Two Bowdoin professors helped write a letter to President Donald Trump urging him to act on the issue of climate change. The letter, defending scientific fact, was ultimately signed by over 700 physics and astronomy professors at colleges and universities across the nation. It outlines three points—major areas of climate change scientific consensus—that its writers encourage the Trump administration to value in policy creation. 

After Trump’s election in November, Paul Nakroshis, an associate professor of physics at the University of Southern Maine, contacted Mark Battle, associate professor of physics, about writing a letter. Battle then recruited Professor of Physics Madeleine Msall and the three contacted colleagues at every institution that offers an undergraduate physics degree. 

“We decided to not just have it come from the National Academy of Sciences, but let’s have it come from people and communities all around the country,” Msall said. “There are small and big colleges all across the nation, and the people who teach there are connected to a set of community resources. We decided to use that platform to say, ‘Look: physics teachers, people who are at academic institutions, recognize the truth of this research and want it to be used in policy.’” 

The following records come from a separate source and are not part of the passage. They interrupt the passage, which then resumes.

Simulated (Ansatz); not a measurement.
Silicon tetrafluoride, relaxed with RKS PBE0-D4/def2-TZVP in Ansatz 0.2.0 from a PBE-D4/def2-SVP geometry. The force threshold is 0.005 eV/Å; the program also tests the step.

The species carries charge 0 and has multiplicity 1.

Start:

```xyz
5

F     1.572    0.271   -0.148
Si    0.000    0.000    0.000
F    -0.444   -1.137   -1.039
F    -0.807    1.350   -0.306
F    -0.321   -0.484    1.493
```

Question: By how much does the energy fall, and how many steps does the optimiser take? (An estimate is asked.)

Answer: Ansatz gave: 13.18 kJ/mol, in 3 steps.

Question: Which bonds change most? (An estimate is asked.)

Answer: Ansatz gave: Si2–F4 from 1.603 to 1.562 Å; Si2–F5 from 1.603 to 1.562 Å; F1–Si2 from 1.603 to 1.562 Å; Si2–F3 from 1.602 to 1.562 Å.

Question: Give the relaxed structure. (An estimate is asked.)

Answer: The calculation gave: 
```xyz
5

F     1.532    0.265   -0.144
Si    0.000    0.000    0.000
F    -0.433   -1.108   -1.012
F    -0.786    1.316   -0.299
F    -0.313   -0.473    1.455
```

The letter argued three points central to climate science: “climate scientists have confirmed beyond any reasonable doubt that our planet is warmer now than it was in 1850,” “the human use of fossil fuels is driving this warming,” and “climate change is an economic and existential threat to our country and to human and animal life on our planet,” according to the letter. 

“Our hope was that the administration would make use of the scientific information available to them to fuel infrastructure projects or carbon taxes,” Battle said. 

The professors were concerned both by Trump’s individual rhetoric on climate change and the words of his close advisors. His nominee to lead the Environmental Protection Agency (EPA), Scott Pruitt, has said that climate science is “far from settled.”

However, Battle and Msall said the letter’s ultimate goal extends beyond the issue of climate change and relates to the larger question of the role of science in policy creation. 

“It’s not just climate change—it’s about using good data with a breadth of understanding, not just arbitrary policy agendas that direct legislation,” Msall said. 

“The Trump administration is cracking down on multiple areas that conduct research, not simply scientific, and essentially saying that only they have the answers. What we really want to put on the record is a strong sense for scientific consensus as a basis for directing government policy.”

Battle said he was concerned by Trump’s science-related actions in the president’s first few days in office, particularly the restriction placed on government agencies disseminating scientific information. 

“I’m deeply disappointed by the action to remove all mention[s] of climate change from the White House website,” he said. “I’m also concerned with the decision to keep the five federal agencies that do the most work on issues of climate change from communicating with the press or social media, but instead to funnel their information through an appeals process. It’s not particularly unusual to have a directive for agencies to speak with one voice, but what is extraordinary is that it’s not a blanket order—it’s just the five agencies that are focused on climate change research.”

Wednesday, the Trump administration asked the EPA to take down its webpage about climate change. 

“They seek to subordinate the importance of scientific facts to partisan issues,” Msall said. 

In addition to the open letter, the professors have been tweeting from an account with the handle @Physics4Climate.